BUSINESS AND ORGANIZATION:

Energy Services of America Corporation (“Energy Services” or the “Company”) is a contractor and service company that operates primarily in the mid-Atlantic region of the United States and provides services to customers in the natural gas, petroleum, water distribution, automotive, chemical, and power industries.  C.J. Hughes Construction Company, Inc. (“C.J. Hughes”), a wholly owned subsidiary of the Company, is a general contractor primarily engaged in pipeline construction for utility companies. Contractors Rental Corporation (“Contractors Rental”), a wholly owned subsidiary of C.J. Hughes, provides union building trade employees for projects managed by C.J. Hughes.  Nitro Construction Services, Inc. (“Nitro”), a wholly owned subsidiary of C. J. Hughes, provides electrical, mechanical, HVAC/R, solar installation, and fire protection services to customers primarily in the automotive, chemical, and power industries.  Pinnacle Technical Solutions, Inc. (“Pinnacle”), a wholly owned subsidiary of Nitro, operates as a data storage facility within Nitro’s office building.  Pinnacle is supported by Nitro and has no employees of its own.  All C.J. Hughes, Nitro, and Contractors Rental construction personnel are union members of various related construction trade unions and are subject to collective bargaining agreements that expire at varying time intervals.

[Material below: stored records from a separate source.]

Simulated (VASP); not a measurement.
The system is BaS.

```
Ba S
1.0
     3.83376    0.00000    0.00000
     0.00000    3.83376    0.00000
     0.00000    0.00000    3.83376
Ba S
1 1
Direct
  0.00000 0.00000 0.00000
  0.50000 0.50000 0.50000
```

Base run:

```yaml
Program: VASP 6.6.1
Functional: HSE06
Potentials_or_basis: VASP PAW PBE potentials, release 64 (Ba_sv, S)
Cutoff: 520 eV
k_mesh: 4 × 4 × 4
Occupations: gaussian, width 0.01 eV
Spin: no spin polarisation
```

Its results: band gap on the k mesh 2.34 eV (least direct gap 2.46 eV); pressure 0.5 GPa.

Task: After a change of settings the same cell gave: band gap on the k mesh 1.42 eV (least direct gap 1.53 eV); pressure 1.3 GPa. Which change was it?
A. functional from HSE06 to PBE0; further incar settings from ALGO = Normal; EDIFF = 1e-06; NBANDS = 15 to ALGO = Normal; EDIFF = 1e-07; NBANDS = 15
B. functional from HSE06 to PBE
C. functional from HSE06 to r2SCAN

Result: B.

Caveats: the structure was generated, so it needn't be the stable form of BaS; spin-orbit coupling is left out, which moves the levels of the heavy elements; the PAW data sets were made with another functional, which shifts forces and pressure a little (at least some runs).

On December 31, 2020, Energy Services completed the purchase of West Virginia Pipeline, Inc. (“West Virginia Pipeline”), a West Virginia corporation located in Princeton, West Virginia.  West Virginia Pipeline, a wholly owned subsidiary of Energy Services, operates as a gas and water distribution contractor primarily in southern West Virginia. West Virginia Pipeline’s employees are non-union, and the company is managed independently from C.J. Hughes and Nitro.

On March 22, 2021, the Company established a new wholly owned subsidiary, SQP Construction Group, Inc. (“SQP”), that operates as a general contractor primarily in West Virginia.  SQP engages in the construction and renovation of buildings and other civil construction projects for state and local government agencies and commercial customers.  As a general contractor, SQP manages the overall construction project and subcontracts most of the work.

On April 30, 2021, the Company’s Nitro subsidiary completed an asset purchase of Revolt Energy, Inc. (“Revolt Energy”), a West Virginia corporation located in Nitro, WV. Revolt Energy previously operated primarily as a residential solar installation company in southern West Virginia. As a division of Nitro, Revolt Energy continues to perform residential solar installations and has expanded its services to include commercial and industrial customers. Revolt Energy’s construction employees are members of the International Brotherhood of Electrical Workers.

On June 30, 2021, the Company provided notice to all holders of the Company’s 6.0% Convertible Cumulative Perpetual Preferred Stock, Series A (“Series A Preferred Stock”) that, subject to applicable law and in accordance with the Company’s certificate of incorporation, the Company intended to redeem all 206 shares of the Series A Preferred Stock, at a price equal to $25,000 per preferred share plus all accrued and unpaid dividends whether or not declared up to and excluding the Redemption Date of September 1, 2021 (the “Redemption Price”).

A portion of the 206 outstanding shares of Series A Preferred Stock were converted into common stock of the Company (“Common Stock”) at the election of each shareholder. The conversion formula for each share of the Series A Preferred Stock was $25,000 plus all accrued but unpaid dividends up to, but excluding, September 1, 2021 divided by the Conversion Price of $1.50.  Cash was issued in lieu of fractional shares at a rate of $1.50 multiplied by the fractional share rounded to the nearest cent.

On October 6, 2021, the Company’s transfer agent completed the redemption, which resulted in the issuance of 2,626,492 new shares of the Company’s common stock, the issuance of 317,500 common shares that were included in Series A Preferred Stock units, and cash redemption payments of $1.3 million. The Company’s total outstanding common shares after redemption was 16,247,898 as of October 6, 2021.

The Company’s stock is quoted under the symbol “ESOA” on the OTCQB marketplace operated by the OTC Markets Group.